Search code examples
pythonpandasdataframeweb-scrapingtry-except

Python Web Scraping: How to use Try/Except to handle missing values


I am trying to use Try/Except in order to handle potential missing values as I scrape through a list of URLs containing restaurant data. I need each list to be of equal length in order to make a pandas DataFrame.

I'm trying to have missing values coded as None or some other recognizeable form. Currently, the websites list is of length 71, while the others are 76. The error is: ValueError: arrays must all be same length.

Scraping code (see Try/Except part):

# Initialize lists
names = []
addresses = []
zip_codes = []
websites = []

# Scrape through list of urls
for link in url_list:
    r = requests.get(link).text
    soup = BeautifulSoup(r, 'lxml')

    place_name = soup.find('h1').text
    names.append(place_name)

    place_data = soup.find('h6')

    place_address = place_data.text.split(',')[0]
    addresses.append(place_address)

    place_zip = place_data.text.split(',')[1][1:5]
    zip_codes.append(place_zip)

    # Replace missing value with None
    try:
        place_web = place_data.a['href']
        websites.append(place_web)
    except Exception as e:
        place_web = None

I basically get an error when I want to create a DataFrame like so:

restaurant_data = pd.DataFrame({'name' : names, 
                                'address' : addresses, 
                                'zip_code' : zip_codes,
                                'website' : websites})

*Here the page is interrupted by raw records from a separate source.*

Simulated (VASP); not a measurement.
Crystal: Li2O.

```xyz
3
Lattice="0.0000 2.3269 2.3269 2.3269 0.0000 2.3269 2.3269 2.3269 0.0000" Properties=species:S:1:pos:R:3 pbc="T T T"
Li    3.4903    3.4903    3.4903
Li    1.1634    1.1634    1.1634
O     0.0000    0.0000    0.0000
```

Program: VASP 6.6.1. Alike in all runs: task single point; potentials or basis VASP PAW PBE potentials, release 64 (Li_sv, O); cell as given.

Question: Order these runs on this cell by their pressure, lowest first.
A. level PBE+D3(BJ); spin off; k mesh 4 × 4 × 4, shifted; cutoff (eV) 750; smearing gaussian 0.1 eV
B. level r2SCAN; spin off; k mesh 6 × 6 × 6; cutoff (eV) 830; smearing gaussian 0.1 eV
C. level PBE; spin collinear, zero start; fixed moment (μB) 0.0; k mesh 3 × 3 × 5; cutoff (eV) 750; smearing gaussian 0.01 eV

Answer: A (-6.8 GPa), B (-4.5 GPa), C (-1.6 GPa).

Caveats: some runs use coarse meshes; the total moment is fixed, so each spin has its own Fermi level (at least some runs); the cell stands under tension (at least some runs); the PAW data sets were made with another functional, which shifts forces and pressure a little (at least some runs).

I also tried changing None to a string like 'NA' but the error prevailed. I didn't want to continue sending GET requests endlessly. Does anyone have an idea on how to fix this? Thanks.


Solution

  • It seems like, from your description, the problem is that you aren't adding enough items to your website list. You can use this array initalizer to create an empty list of size 5:

    websites = [None] * 5
    

    which will make a list that is just

    [None, None, None, None, None]
    

    You'd also have to actually append that to your websites list, which you are not doing in your current except statement, so your try except would look like

    try:
        place_web = place_data.a['href']
        websites.append(place_web)
    except Exception as e:
        place_web = [None] * 5
        websites.append(place_web)
    

    This also sort of assumes that the websites list is always the same size, is that the case? i.e. if it doesn't fail, it will always have 6 links?